RISC-V Instructions
robalni.orgWhat seems to be missing are the hardware optimized and accelerated short and big memcpy/memset.
On x86_64, on modern micro-archs, "rep stos[bwdq]" and "rep movs[bwdq]". I bet that, in modern binaries, memcpy/memset call sites are actually place holders for such instructions (before the memory segment goes back to Read/Executable), registers are rdi,rsi,rdx (rcx would be pushed on the stack or the code generated to account for just rcx availability on the call site).

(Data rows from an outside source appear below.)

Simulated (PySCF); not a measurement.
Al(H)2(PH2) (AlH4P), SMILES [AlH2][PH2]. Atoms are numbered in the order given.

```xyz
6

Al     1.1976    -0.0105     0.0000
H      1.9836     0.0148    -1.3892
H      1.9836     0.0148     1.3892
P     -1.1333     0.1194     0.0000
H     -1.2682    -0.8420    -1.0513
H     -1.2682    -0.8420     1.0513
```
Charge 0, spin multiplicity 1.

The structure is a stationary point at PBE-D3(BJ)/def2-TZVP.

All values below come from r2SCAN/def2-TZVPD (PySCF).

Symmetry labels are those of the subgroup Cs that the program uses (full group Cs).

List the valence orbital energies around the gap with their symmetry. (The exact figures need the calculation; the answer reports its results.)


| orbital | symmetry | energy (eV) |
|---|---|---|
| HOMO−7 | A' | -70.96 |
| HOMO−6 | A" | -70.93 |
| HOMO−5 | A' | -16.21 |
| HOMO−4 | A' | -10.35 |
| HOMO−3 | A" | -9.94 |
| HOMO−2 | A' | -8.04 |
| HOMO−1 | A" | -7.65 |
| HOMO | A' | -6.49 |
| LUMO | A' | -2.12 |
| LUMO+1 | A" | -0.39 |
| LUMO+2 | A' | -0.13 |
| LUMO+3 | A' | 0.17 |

Also, expect x86_64 -> risc-v port bugs because to: byte->byte word->halfword doubleword->word quadword->doubleword
> On x86_64, on modern micro-archs, "rep stos[bwdq]" and "rep movs[bwdq]". I bet that, in modern binaries, memcpy/memset call sites are actually place holders for such instructions
You'd lose that bet.
An optimised memcpy/memset using normal instructions is typically much faster than "rep movsb" (etc).
It is however a lot of code, so "rep movsb" has its place in low-memory low-performance settings.
> hardware optimized and accelerated short and big memcpy/memset
Classic CISC fallacy: if they made an instruction to do it then it must be the fastest way to do it.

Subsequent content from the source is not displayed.